TWO YEARS AGO Ernest May faced a small revolt in his American diplomacy course. A radical critique by four students charged that History 164b aided the Vietnam war and strengthened support for American foreign policy. The students accused May of reinforcing anti-Communist cold war mystique and substituting "semi-official clap-trap" -the memoirs of Sherman Adams for example-for analysis of U. S. economic motives.

"I was a little vague on their complaint." May recalls now, "It's undoubtedly a one-sided way to put it. but their complaint seemed to be that the course was not an indictment of American imperialism. It's not fair to say that Sam (Williamson) and I argue a moral defense of American diplomacy, but we do have an analytical framework."

May and the dissidents eventually got together in Kirkland House for a section, but "there was really no meeting between us," May says. Two years later the course has not apparently changed character. Sorenson's Kennedy and Truman's memoirs are still on the reading list. Sherman Adams has been scrapped for Eisenhower and Roger Hilsman replaces Sam Huntington. The only major change in philosophy is in an optional reading list for Latin America, in which W. Apple-man Williams and a dollar diplomacy history are now included. So far this year, May says, the only person outraged by the course is a Foreign Service officer.

May did not join the Harvard coterie until 1954. He was born with a flat twang accent in 1928 in Fort Worth and worked through an M. A. at U. C. L. A. on a Native Son of the Golden West fellowship. With a new doctorate he spent the Korean War as an historian for the Joints Chiefs of Staff. In 1954 he came to Harvard as an instructor and has wandered up the academic hierarchy to full professor.

There is said to be a clique of Kennedy men in Cambridge, a semi-official policy group waiting out of power at the Institute. "A very small crowd of JFK operator types getting ready to move back into government," one student describes them. Whatever the proper description. May is in the group. He joined Kennedy's Academic Advisory Council in 1963 and until this summer headed a faculty seminar in the Institute of Politics on the art and practice of bureaucracy. Since the summer he has resigned as director of the student seminar program, but he remains an untitled officer of the Institute. You can sometimes tell a man's polities from the company his car keeps. May still has a parking space in the Institute driveway.

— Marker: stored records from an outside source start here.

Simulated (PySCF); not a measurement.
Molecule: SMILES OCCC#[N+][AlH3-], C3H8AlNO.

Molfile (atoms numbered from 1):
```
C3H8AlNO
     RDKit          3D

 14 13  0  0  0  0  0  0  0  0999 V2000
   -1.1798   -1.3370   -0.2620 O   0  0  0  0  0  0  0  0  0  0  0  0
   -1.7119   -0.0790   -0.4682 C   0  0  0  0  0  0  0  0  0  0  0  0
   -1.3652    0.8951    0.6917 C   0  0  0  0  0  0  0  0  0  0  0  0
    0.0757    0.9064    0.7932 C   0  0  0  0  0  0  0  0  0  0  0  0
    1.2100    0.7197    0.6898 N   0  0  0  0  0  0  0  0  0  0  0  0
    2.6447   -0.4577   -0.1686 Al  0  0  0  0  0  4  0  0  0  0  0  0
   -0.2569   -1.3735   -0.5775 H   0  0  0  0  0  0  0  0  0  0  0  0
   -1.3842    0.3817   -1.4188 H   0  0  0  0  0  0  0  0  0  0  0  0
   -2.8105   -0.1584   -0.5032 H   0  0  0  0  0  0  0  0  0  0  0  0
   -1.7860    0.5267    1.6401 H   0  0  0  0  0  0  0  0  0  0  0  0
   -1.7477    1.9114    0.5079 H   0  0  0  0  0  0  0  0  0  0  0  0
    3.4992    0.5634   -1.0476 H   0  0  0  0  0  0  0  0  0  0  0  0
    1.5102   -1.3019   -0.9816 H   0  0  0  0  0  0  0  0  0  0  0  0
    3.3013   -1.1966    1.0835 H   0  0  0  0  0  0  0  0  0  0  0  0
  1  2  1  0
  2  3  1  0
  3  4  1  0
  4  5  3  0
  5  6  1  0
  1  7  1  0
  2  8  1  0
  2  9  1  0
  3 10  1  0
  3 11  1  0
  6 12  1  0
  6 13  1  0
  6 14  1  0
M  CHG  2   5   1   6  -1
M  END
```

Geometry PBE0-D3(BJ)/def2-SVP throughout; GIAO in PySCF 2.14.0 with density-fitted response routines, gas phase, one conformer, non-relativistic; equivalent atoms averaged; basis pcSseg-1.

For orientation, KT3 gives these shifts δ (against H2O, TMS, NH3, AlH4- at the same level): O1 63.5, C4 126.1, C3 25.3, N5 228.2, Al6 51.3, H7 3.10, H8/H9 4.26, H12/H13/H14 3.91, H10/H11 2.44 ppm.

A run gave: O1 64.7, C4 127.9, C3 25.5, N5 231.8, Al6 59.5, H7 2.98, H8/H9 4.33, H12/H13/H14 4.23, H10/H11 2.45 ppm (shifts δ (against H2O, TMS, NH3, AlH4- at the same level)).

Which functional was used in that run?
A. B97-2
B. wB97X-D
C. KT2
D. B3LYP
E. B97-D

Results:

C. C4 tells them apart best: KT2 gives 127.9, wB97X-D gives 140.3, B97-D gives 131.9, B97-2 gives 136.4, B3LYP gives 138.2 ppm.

In his appointment as Dean of Harvard College May undoubtedly realizes that he will have to deal again with unrest over Harvard's relationship to government policy. So far May has acted quietly to bridge feelings between the Faculty and administration and to aid curriculum reform. He says that this function is mediation, not advocacy. He is a diplomatic historian, cautious in his sentences, cradling a thin-stemmed pipe several seconds before answering any question. Small tie-knot, two-button grey suit and flat-top haircut: unobtrusive except that he seems to neigh when he smiles.

May will probably be most effective in healing division in the Faculty. He is staying clear of any affiliation with the conservative caucus now that he is Dean. Since his appointment he has gone to only one meeting of the conservatives ("with the full knowledge of the other side") in order to discuss possible agreement on the Heimert discipline proposal. He plans to meet with Walzer and the liberals soon.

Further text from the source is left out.